In his column for The42.ie, Kavanagh gave his thoughts about McGregor's newest opponent, Nate Diaz.
As Conor McGregor's quest to become the UFC's first two-weight world champion, held consecutively, is put momentarily on hold, coach John Kavanagh opened up on the impact Rafael Dos Anjos' withdrawal has had on McGregor and their training camp.
In his column for The42.ie, Kavanagh explained that, akin to last time around when Jose Aldo was forced to withdraw from a bout with McGregor, the Irishman isn't focusing too much on his opponent's strategy, but rather his own.
"I’m sure people have heard me saying this before, but we've never focused too heavily on opponents at Straight Blast Gym and this situation is yet another justification of that philosophy" explained Kavanagh.
"When this happened previously, we went from fighting a kickboxer to a wrestler. Now, the switch is from a stocky grappler with some hard kicks to a tall boxer. You must be ready for every type of opponent."

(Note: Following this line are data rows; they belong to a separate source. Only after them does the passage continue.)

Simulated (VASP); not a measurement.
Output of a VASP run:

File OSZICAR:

McGregor will now face Nate Diaz at Welterweight (170lbs) rather than the scheduled Lightweight (155lbs) because Diaz says he will not be able to drop the weight. He had originally asked for a catchweight of 165lbs.
Conor McGregor celebrates after defeating Jose Aldo and becoming the undisputed UFC Featherweight champion in December. Image: John Locher / AP/Press Association Images
"On Tuesday morning, a few other names were put forward as potential replacements. The response from Conor was as you’d expect: “It doesn’t matter, they’re all the same.”
Kavanagh also made a slight at Frankie Edgar and Jose Aldo, who refused to take the fight with injury or on too short notice.
I did find it somewhat interesting, however, that Jose Aldo and Frankie Edgar both turned it down. I seem to recall them insisting quite recently that they were willing to fight Conor “any time and any place”. Obviously they forgot to mention that 5 March in Las Vegas was an exception.
"Back in September, Conor said something significant at the UFC’s ‘Go Big’ press conference. He told every contender from 145lbs to 170lbs to stay ready because it’s not uncommon for his opponents to pull out. There’s a pattern emerging that one fighter pulls out, another fighter steps in and then it’s passed off as being a short-notice fight. It’s not."
Kavanagh says there is a "lesson to be learned" for fighters who truly want to face McGregor.
"If you want to fight Conor McGregor, get ready — even when someone else has got the gig. There’s only a handful of names who could have received the call, so they should have been ready. There’s a lesson to be learned here for any guy who genuinely wants the opportunity.
"In a time when so many fighters are unwilling to compete due to a wide variety of little issues — not enough notice, minor injuries etc. — Conor’s mindset is unique. He could have walked away from this without consequences but that never came into consideration.
"In order to widen the search for an opponent, he committed to fight as high as 170lbs and that was it. That’s two weight classes up from his last fight, which only happened a couple of months ago. It’s a mindset that hasn’t been seen before and I doubt we’ll see it again."